How to Configure Magento 2 Robots.txt file?

How to Configure Magento 2 Robots.txt file?

Configuring the Magento 2 Robots.txt file is essential for guiding search engine crawlers and optimizing your website's visibility. The robots.txt file, an integral part of SEO strategy, instructs search engine bots on which parts of the website to crawl. This guide walks you through how to set up and customize your Magento 2 Robots.txt file easily. Let's dive in and make your online store more searchable!


Key Takeaways

  • Understand the importance of Robots.txt in improving SEO and how to configure Robots.txt in Magento 2.
  • Why is the customization of Robots.txt crucial?
  • How to add a sitemap to a robots.txt file in Magento 2?
  • Get examples of custom instructions for Magento 2 Robots.txt.
  • Understand the roles of Googlebot and page user agents and explore the significance of disallowing checkout pages.
  • Explore the significance of disallowing checkout pages.

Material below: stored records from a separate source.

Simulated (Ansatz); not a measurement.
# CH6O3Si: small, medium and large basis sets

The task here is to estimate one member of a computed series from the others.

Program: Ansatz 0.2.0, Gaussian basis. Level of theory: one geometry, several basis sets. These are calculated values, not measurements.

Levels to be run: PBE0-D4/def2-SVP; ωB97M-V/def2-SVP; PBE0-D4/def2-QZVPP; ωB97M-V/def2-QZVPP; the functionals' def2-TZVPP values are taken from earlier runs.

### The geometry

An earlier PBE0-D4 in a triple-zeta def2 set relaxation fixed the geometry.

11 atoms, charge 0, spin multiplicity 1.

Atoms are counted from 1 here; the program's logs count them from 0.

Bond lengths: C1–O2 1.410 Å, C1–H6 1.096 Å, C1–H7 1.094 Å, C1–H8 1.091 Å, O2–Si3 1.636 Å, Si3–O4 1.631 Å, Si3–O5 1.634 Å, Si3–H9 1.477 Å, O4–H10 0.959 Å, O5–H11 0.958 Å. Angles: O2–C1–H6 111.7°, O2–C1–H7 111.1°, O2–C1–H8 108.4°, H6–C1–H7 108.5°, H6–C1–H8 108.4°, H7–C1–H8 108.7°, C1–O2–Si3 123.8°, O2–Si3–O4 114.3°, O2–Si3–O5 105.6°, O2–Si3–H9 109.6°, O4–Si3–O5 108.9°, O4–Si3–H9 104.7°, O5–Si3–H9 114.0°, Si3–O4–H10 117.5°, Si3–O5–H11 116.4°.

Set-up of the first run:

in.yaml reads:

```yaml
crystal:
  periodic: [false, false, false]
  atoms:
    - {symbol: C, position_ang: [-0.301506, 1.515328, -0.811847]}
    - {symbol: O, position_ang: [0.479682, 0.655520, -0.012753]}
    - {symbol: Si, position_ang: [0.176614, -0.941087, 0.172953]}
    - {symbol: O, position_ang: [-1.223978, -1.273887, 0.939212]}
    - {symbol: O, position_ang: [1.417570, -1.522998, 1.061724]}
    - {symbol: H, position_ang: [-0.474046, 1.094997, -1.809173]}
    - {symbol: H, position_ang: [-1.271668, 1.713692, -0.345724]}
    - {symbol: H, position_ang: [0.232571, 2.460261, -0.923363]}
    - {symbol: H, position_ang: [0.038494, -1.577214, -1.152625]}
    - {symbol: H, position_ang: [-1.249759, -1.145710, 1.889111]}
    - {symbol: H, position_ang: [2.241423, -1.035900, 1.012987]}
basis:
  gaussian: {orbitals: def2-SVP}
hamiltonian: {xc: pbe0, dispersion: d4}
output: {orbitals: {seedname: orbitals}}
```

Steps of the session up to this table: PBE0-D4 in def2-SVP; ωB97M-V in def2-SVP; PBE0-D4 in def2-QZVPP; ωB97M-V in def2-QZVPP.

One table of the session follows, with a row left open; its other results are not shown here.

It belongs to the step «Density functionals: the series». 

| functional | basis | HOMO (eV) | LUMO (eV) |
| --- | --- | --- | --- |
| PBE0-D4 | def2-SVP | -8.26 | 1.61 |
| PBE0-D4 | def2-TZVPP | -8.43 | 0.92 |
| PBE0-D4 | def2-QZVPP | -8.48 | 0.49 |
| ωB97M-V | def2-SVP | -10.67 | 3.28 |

Understanding Magento 2 Robots. txt File

A robots.txt file is an XML file Magento uses to manage crawlers and bots like a Google bot. Proper configuration of the robots.txt file can help improve your website's visibility and ensure that search engines index the right pages.

What is a robots.txt file?

A robots.txt file is a guide for web crawlers. It instructs search engine crawlers on which pages to access or not to access pages and URLs on your website. You can find this file in the root folder of your site.

Importance of robots.txt for SEO

For website owners, default settings for robots.txt are provided as a starting point. Customizing these settings to meet your specific SEO and content management needs is highly recommended.

By adjusting these default settings, you can optimize your website's visibility to search engines while protecting sensitive or irrelevant content from being indexed.

With robots.txt, you can protect private data or content that has yet to be ready It helps because search engines see fresh and useful content first. Your Magento store gets more focus and the ranking in search results increases.

Steps to Configure Magento 2 Robots. txt File

To configure the robots.txt file in Magento, navigate to the Search Engine Robots tab in your website's admin panel. You can follow these steps to add a sitemap to your robots.txt file in Magento 2:

  • First, access the Admin Panel of your Magento store.
  • Navigate to Content, choose Design, followed by Configuration.

Navigating to the configuration section in Magento 2 Robots.txt

  • Choose the website for which you want to configure the robots.txt file.

Selecting a website in Magento 2 Robots.txt configuration

  • Look for the "Search Engine Robots" section and click on it.

  • Select the Default Robots menu under the Search Engine Robots section and change the default settings to one of the following:

    • INDEX, FOLLOW
    • NOINDEX, FOLLOW
    • INDEX, NOFOLLOW
    • NOINDEX, NOFOLLOW

Default Robots setting in Magento 2 Robots.txt setup

The Edit custom instruction of the robots.txt File line allows writing custom instructions.

  • To reset the default robot settings, click the Reset To Default button. It will remove all your customized instructions
  • Finally, click on “Save Configuration” to apply the changes.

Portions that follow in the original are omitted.